Let's break the code into two lines.
preg_replace("~[^0-9]~", "", $phone);
First, we're going to replace matches to a regex with an empty string (in other words, delete matches from the string). The regex is [^0-9]
(the ~
on each end is a delimiter). [...]
in a regex defines a character class, which tells the regex engine to match one character within the class. Dashes are generally special characters inside a character class, and are used to specify a range (ie. 0-9
means all characters between 0
and 9
, inclusive).
You can think of a character class like a shorthand for a big OR
condition: ie. [0-9]
is a shorthand for 1 or 2 or 3 or 4 or 5 or 6 or 7 or 8 or 9
. Note that classes don't have to contain ranges, either -- [aeiou]

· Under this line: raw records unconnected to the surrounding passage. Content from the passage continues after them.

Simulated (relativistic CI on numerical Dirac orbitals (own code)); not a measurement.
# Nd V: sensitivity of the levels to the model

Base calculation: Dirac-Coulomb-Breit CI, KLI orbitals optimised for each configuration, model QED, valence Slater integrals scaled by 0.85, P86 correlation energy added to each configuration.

is a character class that matches a or e or i or o or u
(or in other words, any vowel).
When the first character in the class is ^
, the class is negated, which means that the regex engine should match any character that isn't in the class. So when you put all that together, the first line removes anything that isn't a digit (a character between 0
and 9
) from $phone
.
preg_match('~([0-9]{3})([0-9]{3})([0-9]{4})~', $phone, $matches);
The second line tries to match $phone
against a second expression, and puts the results into an array called $matches
, if a match is made. You will note there are three sets of brackets; these define capturing groups -- ie. if there is a match of a pattern as a whole, you will end up with three submatches, which in this case will contain the area code, prefix and suffix of the phone number. In general, anything contained in brackets in a regular expression is capturing (while there are exceptions, they are beyond the scope of this explanation). Groups can be useful for other things too, without wanting the overhead of capturing, so a group can be made non-capturing by prefacing it with ?:
(ie. (?:...)
).
Each group does a similar thing: [0-9]{3}
or [0-9]{4}
. As we saw above, [0-9]
defines a character class containing the digits between 0 and 9 (as the classes here don't start with ^
, these are not negated groups). The {3}
or {4}
is a repetition operator, which says "match exactly 3 (or 4) of the previous token (or group)". So [0-9]{3}
will match exactly three digits in a row, and [0-9]{4}
will match exactly four digits in a row. Note that the digits don't have to be all the same (ie. 111
), because the character class is evaluate for each repetition (so 123
will match because 1 matches [0-9]
, then 2 matches [0-9]
, and then 3 matches [0-9]
).